FFI-proof slice::from_raw_parts

slice::from_raw_parts has a few requirements that must not be violated, but when writing FFI code:

  • Adding if !ptr.is_null() before every slice::from_raw_parts gets tedious, and is easily forgotten. The C side of the FFI may be promising the pointer is never null, but Rust wouldn't exist if C was good at guaranteeing such things.
  • Approximately nobody checks for isize::MAX length or the pointer alignment.
  • In C, some libraries could declare that if the length is 0, then the pointer doesn't matter and can be any garbage, because it will never be dereferenced, but slice::from_raw_parts(ptr, 0) still has some opinions about validity of the pointer [1].

I think it would be both more convenient and safer if there was a version of slice::from_raw_parts that checks basic validity of the inputs to leave fewer opportunities for UB (non-null, aligned, byte_len < isize::MAX with checked arithmetic). It might be controversial, but when len==0 it would be even safer to only check if ptr is non-null, but return &[] instead of the actual ptr value.

I hope users writing FFI won't expect miracles from the "checked" version of this function, as there's no non-hacky way to check for dangling pointers and buffer overruns that aren't obvious integer overflows. Maybe instead of having a potentially overpromising name like slice::from_raw_parts_checked, the checked function could be std::ffi::slice.

std::ffi::slice(ptr, len).ok_or(Error::Oops)?

That would make the more-convenient-to-write code also the safer option. The checks can be pretty cheap: checked_slice(ptr, len).unwrap_or(&[]) costs about 3 cmoves. The slice::from_raw_parts is always going to be there for the cases where checks are definitely not needed.

Bonus points for slice(ptr: *const T, len: impl TryInto<usize>) so that users won't be gambling with wrapping/truncating in c_len as usize across platforms.

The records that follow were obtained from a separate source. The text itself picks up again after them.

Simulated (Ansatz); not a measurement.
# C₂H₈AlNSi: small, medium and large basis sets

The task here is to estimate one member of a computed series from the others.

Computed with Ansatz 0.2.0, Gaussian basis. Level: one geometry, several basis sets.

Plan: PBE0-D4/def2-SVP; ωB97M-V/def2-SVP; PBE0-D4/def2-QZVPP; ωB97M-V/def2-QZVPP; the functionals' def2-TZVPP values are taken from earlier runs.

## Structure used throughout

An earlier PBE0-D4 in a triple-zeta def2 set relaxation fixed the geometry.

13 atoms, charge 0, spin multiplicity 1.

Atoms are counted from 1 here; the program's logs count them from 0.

  1. Rust needs such pointers to be at least non-null and aligned. There are exceptions for ZSTs, but I'm not sure if they apply to empty slices of non-ZST types. I don't know how provenance is supposed to work with garbage pointers either ↩︎

8 Likes

Adding a null check to from_raw_parts is approved -- someone just needs to do the work.


I'm not sure how relevant the isize::MAX limit is here, since that's also a restriction in C. Do we have some sample cases of people violating that from FFI?

One thing that would be a nice way to address it more directly (and without checking overhead in from_raw_parts) would be if we had some sort of struct slice::Len<T>(usize, PhantomData<fn(T)->T>); with at least a safety requirement that its value is at most if T::IS_ZST ? usize::MAX ? isize::MAX / sizeof(T).

That plus having it take NonNull instead *mut/*const would move everything but the "well is that allocation even there" into the type system instead, which I think is always preferable. (And nicely separates out the safety preconditions.)

1 Like

modulo perf impact.

Personally I'd like separating the C semantics from the Rust semantics, then one function won't have to please both masters.

3 Likes

I think having a checked version of these functions for FFI use is a good idea. There's little downside to having the checks. And if you do need every to save every cycle of performance then the uncheck version still exists and can be used in that specific situation.

2 Likes

That doesn't work for me, and seems undesirable for every use-case I have.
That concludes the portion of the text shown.